They have a point. In the 2004 presidential race, professors at America's top-five schools (ranked by the U.S. News & World Report as Harvard, Princeton, Yale, The University of Pennsylvania and Duke) sent almost 96 percent of their political donations to Senator John Kerry's Democratic campaign. The numbers are even more lopsided in some fields of study. A 2003 survey found that in some departments, such as sociology and anthropology, liberal-leaning faculty outnumbered conservatives by almost thirty-to-one.
According to an increasingly vocal contingent of campus conservatives, the carryover of liberal political bias into the classroom is undeniable.
"I've definitely felt uncomfortable with a professor who was very involved with the Dean Campaign. It was a very small class in my freshman year and I was terrified to let it be known that I was a conservative. I really was afraid that he would attack me and I knew that I would not be able to stand up to him. The man had been a professor for thirty years, and I knew that I didn't know enough then to take him on," said Julie Aud, a junior at the University of Indiana and press secretary for the campus' College Republicans. "As conservatives we should never have to feel uncomfortable in the classroom because of our beliefs."
In response, students have taken matters into their own hands by speaking out in class, challenging their professors and compiling an extensive record of just how often teachers shoot opposing ideas down. And they're doing it systematically.
To document bias, websites run by outside organizations, such as Students for Academic Freedom, the Foundation for Individual Rights in Higher Education, Campus Watch, Speechcodes.org and Noindoctrination.org, encourage students to post examples of their personal experiences. Postings are listed by date or school, with accusations ranging from casual anti-Bush administration remarks and narrowly-focused readings, to all-out refusals to address student comments.
Increasingly, conservatives are also creating their own alternatives to popular on-campus activities that are aimed at ruffling feathers of their liberal counterparts.

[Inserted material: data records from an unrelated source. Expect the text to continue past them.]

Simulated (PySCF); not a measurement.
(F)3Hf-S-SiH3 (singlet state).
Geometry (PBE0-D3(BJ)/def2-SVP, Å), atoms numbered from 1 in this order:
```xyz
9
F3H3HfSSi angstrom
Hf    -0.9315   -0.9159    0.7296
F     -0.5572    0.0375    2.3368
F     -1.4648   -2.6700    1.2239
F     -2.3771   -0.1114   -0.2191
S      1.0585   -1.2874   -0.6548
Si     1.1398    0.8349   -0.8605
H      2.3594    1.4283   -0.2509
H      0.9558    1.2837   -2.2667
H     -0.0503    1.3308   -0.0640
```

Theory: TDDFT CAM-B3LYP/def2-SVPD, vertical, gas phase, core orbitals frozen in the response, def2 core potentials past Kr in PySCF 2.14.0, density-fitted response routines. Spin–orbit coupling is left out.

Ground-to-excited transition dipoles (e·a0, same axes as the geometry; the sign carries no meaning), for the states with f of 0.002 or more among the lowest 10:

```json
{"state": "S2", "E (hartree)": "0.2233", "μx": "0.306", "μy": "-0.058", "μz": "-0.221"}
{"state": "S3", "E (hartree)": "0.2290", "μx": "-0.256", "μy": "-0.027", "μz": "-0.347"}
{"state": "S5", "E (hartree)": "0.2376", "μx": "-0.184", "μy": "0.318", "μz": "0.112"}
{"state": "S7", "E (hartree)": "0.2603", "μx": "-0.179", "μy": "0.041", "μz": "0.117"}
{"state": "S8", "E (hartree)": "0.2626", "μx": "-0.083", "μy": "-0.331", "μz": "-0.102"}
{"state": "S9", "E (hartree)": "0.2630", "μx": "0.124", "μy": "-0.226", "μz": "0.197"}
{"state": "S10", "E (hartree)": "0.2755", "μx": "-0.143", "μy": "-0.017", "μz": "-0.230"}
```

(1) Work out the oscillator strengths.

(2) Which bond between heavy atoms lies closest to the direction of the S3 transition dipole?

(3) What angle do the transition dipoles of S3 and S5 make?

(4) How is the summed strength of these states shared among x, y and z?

Back in February 2003, at the height of the debate over affirmative action at the University of Michigan, -- aimed at defying discrimination by giving minorities priority in the college application process -- the College Republicans at UCLA staged an "Affirmative Action Bake Sale." By charging minorities and women less for brownies and chocolate chip cookies, the chapter intended to rub passersby the wrong way, but the event soon took on a life of its own.
By March, 2005, at least five more had popped up around the west coast, and by the end of the school year, the phenomenon had spread to dozens of chapters throughout the country, inciting controversy in almost every case.
At New York University -- where mohawks, piercings, tattoos and anti-establishment warriors have long found a home -- protesters swarmed the Republicans' table soon after it was set up. Within weeks, an even larger group gathered in a formal rally for affirmative action, on-campus diversity and increased financial aid.
Another on-campus attention grabber is the "Conservative Coming Out Day", which features students touting their viewpoints in central areas of campus, hoping to gain as much attention as possible. As a blatant spoof of popular celebrations of gay, lesbian, queer and transgender sexual orientation that go by a similar name, these "Coming Out Days" are meant to emphasize how marginalized some feel in their day-to-day lives. Often though, they are seen as a mocking attack on liberal sympathies toward issues such as gay marriage and homosexual civil rights, or even as attacks on gays themselves. Either way, they certainly succeed at gaining notice.
Something is working. While in 1999 the organization had fewer than 100,000 students in just over 400 chapters, it has grown today to include over 200,000 members in 1,500 chapters nation-wide.
McGregor attributes this dramatic rise to two factors: the resurrection of their "Field Program", which features hired college students who work full time for the CRNC to spread recruiting tactics, and the popularity of President George W. Bush.
"College students used to go through life and issues didn't really affect them, and I think after 9/11, they stepped back and said 'Hey, this really does affect us,'" said McGregor in attempting to explain the motivation for casual politicos to become activists.
The rise in membership brings with it a greater demand for conservative voices in campus publications, which many say are dominated by liberal commentary and story choices. Thanks in a large part to outside organizations such as the Virginia-based Leadership Institute, which offers one-day workshops on how to either infiltrate existing campus papers, or attract the means to start up their own, this is becoming increasingly possible. Though not officially linked to the College Republicans, the Leadership Institute's Campus Leadership program created 22 new conservative campus publications in 2004. Of course, many of these were aided by $500 grants taken out of the Institute's pockets, but the CRNC is ready and willing to take any assistance it can get.
While the College Republicans have yet to become the coolest club on every campus, they've certainly become more noticeable and they're intent on making themselves heard.